We are inviting researchers and students to participate in the shared task CoLI-Dravidian: Word-level Code-Mixed Language Identification in Dravidian Languages, which is held as a shared task in the 16th
meeting of Forum for Information Retrieval Evaluation (FIRE 2024).
Language Identification (LI) involves detecting the language(s) used in a given text, which is a preliminary step for many applications such as sentiment analysis, machine translation, information retrieval,
and natural language understanding. In multilingual India, especially among the youth, social media often features code-mixed text, blending local languages with English at various levels. However, this poses significant challenges for LI, particularly when
languages are mixed within a single word. Dravidian languages, extensively spoken in southern India, are under-resourced despite their rich morphological structure. These languages face technological challenges, especially in script representation on digital
platforms, leading users to prefer Roman or hybrid scripts for communication. This prevalent code-mixing offers vast linguistic data for research yet remains understudied.

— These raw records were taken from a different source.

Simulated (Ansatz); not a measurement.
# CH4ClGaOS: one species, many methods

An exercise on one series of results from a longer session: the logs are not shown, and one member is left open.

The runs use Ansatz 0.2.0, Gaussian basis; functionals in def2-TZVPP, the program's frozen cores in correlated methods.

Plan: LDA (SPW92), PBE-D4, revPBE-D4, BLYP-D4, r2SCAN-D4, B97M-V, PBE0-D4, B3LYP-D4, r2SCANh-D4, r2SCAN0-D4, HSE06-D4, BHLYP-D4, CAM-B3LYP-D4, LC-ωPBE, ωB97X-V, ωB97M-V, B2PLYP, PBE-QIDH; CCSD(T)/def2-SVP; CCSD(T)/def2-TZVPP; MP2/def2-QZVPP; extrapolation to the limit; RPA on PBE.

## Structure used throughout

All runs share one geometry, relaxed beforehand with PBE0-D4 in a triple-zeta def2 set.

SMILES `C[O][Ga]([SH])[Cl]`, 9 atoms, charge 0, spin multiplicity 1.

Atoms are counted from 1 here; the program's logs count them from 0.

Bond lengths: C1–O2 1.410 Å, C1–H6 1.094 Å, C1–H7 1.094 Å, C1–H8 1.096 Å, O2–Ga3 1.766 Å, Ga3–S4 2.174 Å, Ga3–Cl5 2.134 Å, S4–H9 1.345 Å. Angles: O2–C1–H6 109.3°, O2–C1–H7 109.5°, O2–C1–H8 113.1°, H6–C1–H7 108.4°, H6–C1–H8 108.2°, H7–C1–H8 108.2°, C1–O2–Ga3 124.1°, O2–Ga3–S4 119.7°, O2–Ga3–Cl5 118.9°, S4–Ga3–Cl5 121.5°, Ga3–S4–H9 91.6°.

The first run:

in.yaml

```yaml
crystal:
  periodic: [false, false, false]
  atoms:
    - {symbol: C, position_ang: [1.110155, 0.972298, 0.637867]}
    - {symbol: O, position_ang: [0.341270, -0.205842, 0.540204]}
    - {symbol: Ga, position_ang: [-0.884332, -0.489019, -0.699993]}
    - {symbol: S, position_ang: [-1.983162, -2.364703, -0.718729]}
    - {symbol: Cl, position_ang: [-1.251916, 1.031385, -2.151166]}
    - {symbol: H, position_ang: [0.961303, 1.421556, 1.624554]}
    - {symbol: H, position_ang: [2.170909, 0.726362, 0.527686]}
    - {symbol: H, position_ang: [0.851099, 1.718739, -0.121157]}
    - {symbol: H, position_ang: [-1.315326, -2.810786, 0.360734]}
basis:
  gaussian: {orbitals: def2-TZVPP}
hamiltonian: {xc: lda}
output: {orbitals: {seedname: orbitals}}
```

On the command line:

To address word-level LI challenges in code-mixed Dravidian languages, we are conducting a shared task by providing code-mixed datasets for four languages - Kannada, Tamil, Malayalam, and Tulu, to encourage
the development of advanced LI models.
There will be a real-time leaderboard, and the participants will be allowed to make a maximum of 10 submissions in the
training phase and 5 submissions in the testing phase through CodaLab. Each team will have to select the best submission for ranking.